Bing

Optimizing your very large site for search — Part 2

January 26, 2009, 05:57 PM by Webmaster Center team | 28 Comments |

For the large website, there are many critically important issues in optimizing for search. In Part 1 of this series of posts, we discussed the importance of reducing the number of URLs you expose through canonicalization. But there are other ways to reduce the surface area of your site to search engines and focus on pages that matter.

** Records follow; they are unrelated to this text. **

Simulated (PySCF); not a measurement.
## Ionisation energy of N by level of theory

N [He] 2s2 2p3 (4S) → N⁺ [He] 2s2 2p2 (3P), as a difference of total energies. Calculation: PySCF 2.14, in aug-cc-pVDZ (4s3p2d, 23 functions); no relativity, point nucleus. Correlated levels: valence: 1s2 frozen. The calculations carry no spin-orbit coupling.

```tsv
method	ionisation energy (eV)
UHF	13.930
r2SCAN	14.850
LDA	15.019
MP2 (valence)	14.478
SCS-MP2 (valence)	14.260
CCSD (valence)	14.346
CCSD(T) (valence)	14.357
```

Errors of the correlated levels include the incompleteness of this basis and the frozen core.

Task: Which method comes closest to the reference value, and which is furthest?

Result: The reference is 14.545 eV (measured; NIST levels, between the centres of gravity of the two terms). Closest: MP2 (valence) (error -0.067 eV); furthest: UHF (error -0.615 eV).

While you may have reduced the number of URLs you exposed to Live Search, a large site can still have a large surface area to crawl. In crawling your site, search engines may not get all the best content or can eat unnecessary bandwidth that you pay for. This is where HTTP compression and conditional GET can help.

Enabling HTTP compression

Whether or not you are concerned with bandwidth control, setting up HTTP compression is a best practice for every site owner. What is HTTP compression? HTTP compression is a protocol that is a part of the HTTP 1.1 specification standard known as "content-encoding." This protocol defines how a web server can check, when it receives a request for a file, if the client browser (or crawler) is "compression enabled" before serving the file to the client.

Most people are familiar with the ZIP file format of data compression where files are added to a ZIP archive and then extracted as needed. This is not how HTTP compression works. HTTP compression is used by web servers to passively compress document files in real time as they are being transferred to the browser. The browser is able to decompress and display the file as intended.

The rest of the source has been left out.